Ideally, he says, scientists would retrain themselves not to rely on null-hypothesis testing. But we don’t live in the ideal world. In the real world, p-values are a quick and easy tool any scientist can easily use to run their tests. And in our real world, p-values still carry a lot of weight into saying what gets published.

With the proposal, “you don’t need to train all these millions of people in heavy statistics,” Ioannidis says. “And it would work. It would help.”

Redefining statistical significance is not an ideal solution to the problem of replication. It’s a solution that nudges people to adopt the ideal solution.

Though no one I spoke to said it directly, I wouldn’t be surprised if some scientists find that a bit patronizing. Why couldn’t they learn advanced statistics? Or come to appreciate more nuanced way of evaluating results?

The real problem isn’t with statistical significance, it’s with the culture of science

There’s a critique of the proposal the authors who I spoke to agree completely agree with.

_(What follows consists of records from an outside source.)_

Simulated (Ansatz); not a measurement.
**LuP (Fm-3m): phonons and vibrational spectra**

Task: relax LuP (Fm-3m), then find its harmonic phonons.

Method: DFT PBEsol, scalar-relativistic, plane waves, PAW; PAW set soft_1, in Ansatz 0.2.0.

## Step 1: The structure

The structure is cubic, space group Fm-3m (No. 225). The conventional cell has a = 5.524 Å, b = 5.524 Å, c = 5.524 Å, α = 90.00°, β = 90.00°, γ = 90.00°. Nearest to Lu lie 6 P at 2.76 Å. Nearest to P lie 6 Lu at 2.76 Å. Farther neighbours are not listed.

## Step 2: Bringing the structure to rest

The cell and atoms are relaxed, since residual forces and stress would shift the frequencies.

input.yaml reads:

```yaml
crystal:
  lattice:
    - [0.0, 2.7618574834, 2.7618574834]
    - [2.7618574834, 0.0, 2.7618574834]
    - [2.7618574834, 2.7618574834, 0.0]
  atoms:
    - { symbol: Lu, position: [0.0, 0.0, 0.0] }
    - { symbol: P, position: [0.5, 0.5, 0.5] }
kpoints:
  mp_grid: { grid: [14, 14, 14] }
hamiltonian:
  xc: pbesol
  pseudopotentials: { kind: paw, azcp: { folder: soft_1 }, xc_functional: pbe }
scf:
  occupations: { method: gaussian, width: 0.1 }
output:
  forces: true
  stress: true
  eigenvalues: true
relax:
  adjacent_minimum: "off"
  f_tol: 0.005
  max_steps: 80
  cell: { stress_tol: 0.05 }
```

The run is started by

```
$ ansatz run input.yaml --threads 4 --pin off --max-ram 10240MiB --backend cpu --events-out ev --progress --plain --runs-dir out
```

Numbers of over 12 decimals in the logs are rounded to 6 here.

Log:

It’s this: Changing the definition of statistical significance doesn’t address the real problem. And the real problem is the culture of science.

In 2015, Vox sent out a survey to more than 200 scientists, asking “If you could change one thing about how science works today, what would it be and why?” One of the clear themes in the responses: The institutions of science need to get better at rewarding failure.

One young scientist told us: “I feel torn between asking questions that I know will lead to statistical significance and asking questions that matter.”

The biggest problem in science isn’t statistical significance. It’s the culture. She felt torn because young scientists need publications to get jobs. Under the status quo, in order to get publications, you need statistically significant results. Statistical significance alone didn’t lead to the replication crisis. The intuitions of science incentivized the behaviors that allowed it to fester.

Keep in mind, this is all just a proposal; something to spark debate. To my knowledge, journals are not rushing to change their editorial standards overnight.

This will continue to be debated.

But if it becomes that case where it’s still hard to publish “suggestive” results, and if it’s still difficult to secure grant money off of “suggestive” results, then the institutions of science will not have learned its lesson. Yes, a lot of this is just tweaking the language of how we talk about science. But we have to make words “suggestive” and “null” results matter.

“‘Failures,’ on average, are more valuable than positive studies,” Ioannidis says.

Scientific institutions and journals know this. They don’t always act like they do.